The infinite sum means that the logarithm of z is approximated by the sums

${\displaystyle -(1-z)-{\frac {(1-z)^{2}}{2}}-\cdots -{\frac {(1-z)^{n}}{n}}}$

to arbitrary precision, provided n big is enough. In the parlance of elementary calculus, ln(z) is the limit of the sequence of these sums. This series is the Taylor series expansion of the natural logarithm at z = 1.

Another series is

${\displaystyle \ln z=2\left({\frac {z-1}{z+1}}+{\frac {1}{3}}{\left({\frac {z-1}{z+1}}\right)}^{3}+{\frac {1}{5}}{\left({\frac {z-1}{z+1}}\right)}^{5}+\cdots \right)=2\sum _{n=0}^{\infty }{\frac {1}{2n+1}}{\left({\frac {z-1}{z+1}}\right)}^{2n+1}}$

for complex numbers z with positive real part.^[12] This series can be derived from the above Taylor series. It converges more quickly than the Taylor series, especially if z is close to 1. For example, for z = 1.5, the first three terms of the second series approximate ln(1.5) with an error of about 3·10⁻⁶. The above Taylor series needs 13 terms to achieve that precision. The quick convergence for z close to 1 can be taken advantage of in the following way: given a low-accuracy approximation y ≈ ln(z) and putting A = z/exp(y), the logarithm of z is

${\displaystyle \ln z=y+\ln A.\,}$

The better the initial approximation y is, the closer A is to 1, so its logarithm can be calculated efficiently. The calculation of A can be done using the exponential series, which converges quickly provided y is not too large. Calculating the logarithm of larger z can be reduced to smaller values of z by writing z = a · 10^b, so that ln(z) = ln(a) + b · ln(10).

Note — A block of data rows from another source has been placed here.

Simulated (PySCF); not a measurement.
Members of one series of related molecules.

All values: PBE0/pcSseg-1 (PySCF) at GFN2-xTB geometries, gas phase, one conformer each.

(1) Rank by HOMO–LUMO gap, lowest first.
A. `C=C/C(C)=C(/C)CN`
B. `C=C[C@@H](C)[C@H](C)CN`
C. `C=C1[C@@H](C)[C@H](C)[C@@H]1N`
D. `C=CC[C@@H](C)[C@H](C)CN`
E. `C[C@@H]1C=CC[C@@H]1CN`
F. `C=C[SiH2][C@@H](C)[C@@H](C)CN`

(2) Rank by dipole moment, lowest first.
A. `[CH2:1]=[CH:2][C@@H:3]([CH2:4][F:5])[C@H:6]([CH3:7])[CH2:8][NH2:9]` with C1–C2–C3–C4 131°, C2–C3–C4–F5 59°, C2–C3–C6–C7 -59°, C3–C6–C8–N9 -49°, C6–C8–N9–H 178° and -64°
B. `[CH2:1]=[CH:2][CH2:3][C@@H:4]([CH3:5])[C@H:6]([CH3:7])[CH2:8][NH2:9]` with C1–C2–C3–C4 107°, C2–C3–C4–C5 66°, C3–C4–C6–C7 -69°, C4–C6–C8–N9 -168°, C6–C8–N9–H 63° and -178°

The natural logarithm ln(x) is approximated to a precision of 2^−p (or p precise bits) by the following formula due to Gauss:

${\displaystyle {\frac {\pi }{2M\left(1,{\frac {2^{m+2}}{x}}\right)}}-m\ln 2.}$^[13][14]

Here M denotes the arithmetic-geometric mean and m is chosen so that x / 2^m is bigger than 2^p/2. Both the arithmetic-geometric mean and the constants π and ln(2) can be calculated with quickly converging series.

The complex logarithm is a generalization of the above definition of logarithms of positive real numbers to complex numbers. Complex numbers are commonly represented as z = x + iy, where x and y are real numbers and i is the imaginary unit. Given any real number z > 0, the equation

${\displaystyle e^{a}=z\,}$

has exactly one real solution a. However, there are infinitely many complex numbers a solving this equation, i.e., multiple complex numbers a whose exponential equals z. This causes complex logarithms to be different from real ones.

The solutions of the above equation are most readily described using the polar form of z. It encodes a complex number z by its absolute value, that is, the distance r to the origin, and the argument φ, the angle between the line connecting the origin and z and the x-axis. In terms of the trigonometric functions sine and cosine, r and φ are such that^[15]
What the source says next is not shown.